Ontario’s Auditor General Bonnie Lysyk has levelled a series of criticisms at the Ontario Lottery and Gaming Corporation in one of a series of prominent findings across 15 audits undertaken.
The OLG’s handling of the region’s casinos was one in an array of areas covered as Lysyk suggested that public organisations need to improve planning and coordination to improve service delivery, and provide more accessible information to help locals make more informed decisions.
The report filed by Lysyk contains 25 recommendations, with 53 action items, to address the issues that have been discovered.
Among what was labelled as the “more significant audit findings” was that OLG reported “renegotiated significantly reduced revenue commitments” from casino operators, despite contracts already being in place.
Lysyk also claimed that Hard Rock Ottawa was granted a 25 per cent drop in revenue projections from January 2023, Great Canadian won the West GTA contract with unrealistic financial projections and that the winning bidder for the Niagara region, Mohegan, provided the least amount of capital investment.

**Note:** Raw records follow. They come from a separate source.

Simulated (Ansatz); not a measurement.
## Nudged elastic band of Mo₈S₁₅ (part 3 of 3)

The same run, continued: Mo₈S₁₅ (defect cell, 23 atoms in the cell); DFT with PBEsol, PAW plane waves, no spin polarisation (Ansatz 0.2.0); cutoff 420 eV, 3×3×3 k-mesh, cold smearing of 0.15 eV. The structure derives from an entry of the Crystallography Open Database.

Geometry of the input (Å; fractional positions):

Furthermore, the audit also claimed that OLG failed to fulfil a commitment to First Nations to pay them a share of non-gaming revenue, with reports of suspicious transactions said to be low and varied among casinos.
It was also stated that OLG and casinos operators “do not have effective processes to prevent money laundering in casinos,” with the OLG and Alcohol and Gaming Commission of Ontario also held to account on slot machine pay-outs.
Lysyk suggested that the two parties “do not ensure the integrity of slot machines by inspecting for the standard of 85 per cent payout over the lifetime of the machine, and that only slot machines hooked up to OLG’s central system are operating in Ontario”.
Responsible gambling also fell under the microscope, with it found that the company has also “not been sufficiently focusing on its responsible gaming mandate to proactively address players with indicators of problem gambling”.
It was said that the OLG could improve its performance measures by focusing on its core objectives, with the usage of certain tools, such as loss limits, having dropped in uptake despite an increase in player numbers.
In an overall response contained within the report, the OLG vowed to implement the recommendations highlighted and combat the risk of illegal activity across all lines of the business.
It was added: “OLG welcomes independent review of our business, which help contribute to continuous improvement of our overall operations and performance.
“As one of the largest non-tax revenue generators for Ontario, OLG welcomes opportunities to further maximise returns in partnership with our many stakeholders, while serving the broader public interest.
“We appreciate the auditor general’s feedback on how to improve outcomes for land-based gaming modernisation. To date, the initiative has resulted in $1.7bn in capital infrastructure investments made by the private sector. We look forward to further leveraging gaming to create jobs and contribute to prosperous communities province-wide.”